KADYROV AND SILOVIKI CONTINUE TO CLASH?

Publication: North Caucasus Weekly Volume: 4 Issue: 42

An article by Andrei Pilipchuk in the November 12 issue of Krasnaya zvezda (“Red Star”), the Russian military’s newspaper, suggests that relations between the Kadyrov administration and Russia’s security agencies remain tense. In striking contradiction to both Kadyrov’s and Putin’s official lines about “normalization” in Chechnya, Pilipchuk wrote that “in Khankala [the main Russian military base in Chechnya] a conference has taken place in which the leaders of the law enforcement structures summed up the results of their activities in the northern Caucasus over the last ten months. From their analysis of the situation, the participants in the conference reached a disturbing conclusion: By comparison with the previous year, the number of terrorist acts in Chechnya has actually increased.”

Reporting another piece of news sure to be unwelcome to Russia’s “siloviki,” the Krasnaya zvezda article noted that Kadyrov has appointed yet another former rebel guerrilla to a position of trust. Idris Gailov, who according to Pilipchuk was a field commander in the first Chechen war, is now head of the local administration for the Kurchaloi district in eastern Chechnya.

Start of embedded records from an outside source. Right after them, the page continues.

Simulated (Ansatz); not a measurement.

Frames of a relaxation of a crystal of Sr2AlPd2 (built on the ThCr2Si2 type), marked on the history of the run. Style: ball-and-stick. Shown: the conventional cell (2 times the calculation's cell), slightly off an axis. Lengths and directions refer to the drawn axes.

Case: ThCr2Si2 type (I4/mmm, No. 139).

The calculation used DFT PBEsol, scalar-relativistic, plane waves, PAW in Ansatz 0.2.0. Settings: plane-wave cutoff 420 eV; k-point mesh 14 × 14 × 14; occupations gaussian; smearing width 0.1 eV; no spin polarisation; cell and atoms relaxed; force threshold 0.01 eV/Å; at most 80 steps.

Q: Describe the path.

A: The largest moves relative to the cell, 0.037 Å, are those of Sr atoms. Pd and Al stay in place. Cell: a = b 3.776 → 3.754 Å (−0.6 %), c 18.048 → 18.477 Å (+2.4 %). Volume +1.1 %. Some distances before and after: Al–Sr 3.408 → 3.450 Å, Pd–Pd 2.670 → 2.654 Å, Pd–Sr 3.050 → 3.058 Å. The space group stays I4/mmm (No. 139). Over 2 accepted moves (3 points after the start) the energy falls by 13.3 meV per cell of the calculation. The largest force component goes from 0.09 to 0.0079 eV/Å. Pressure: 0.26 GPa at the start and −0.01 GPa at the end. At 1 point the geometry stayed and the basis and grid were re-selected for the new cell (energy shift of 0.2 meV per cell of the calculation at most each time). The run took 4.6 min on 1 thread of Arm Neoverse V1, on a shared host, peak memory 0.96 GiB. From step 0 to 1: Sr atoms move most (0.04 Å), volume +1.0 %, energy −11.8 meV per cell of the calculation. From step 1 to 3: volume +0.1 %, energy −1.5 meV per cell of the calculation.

Pilipchuk’s article clearly implies that Russia’s military leaders expect Kadyrov to continue consolidating his control over the Chechen bureaucracy. Describing the first organizational meeting of the Chechen strongman’s newly (but not radically) restructured cabinet, Pilipchuk wrote that Kadyrov “let the bureaucrats understand that they do not have guaranteed tenure in their new appointments. He said that he had appointed some of the ministers only in hopes that the situation in the agencies under their control would be corrected in the very near future. He also laid down a three-month trial period for the new government. Military analysts believe that in the spring, when Kadyrov’s power has been definitively strengthened, he will try to free himself from officials who are inconvenient to him but who for the time being have enjoyed the support of various federal agencies.”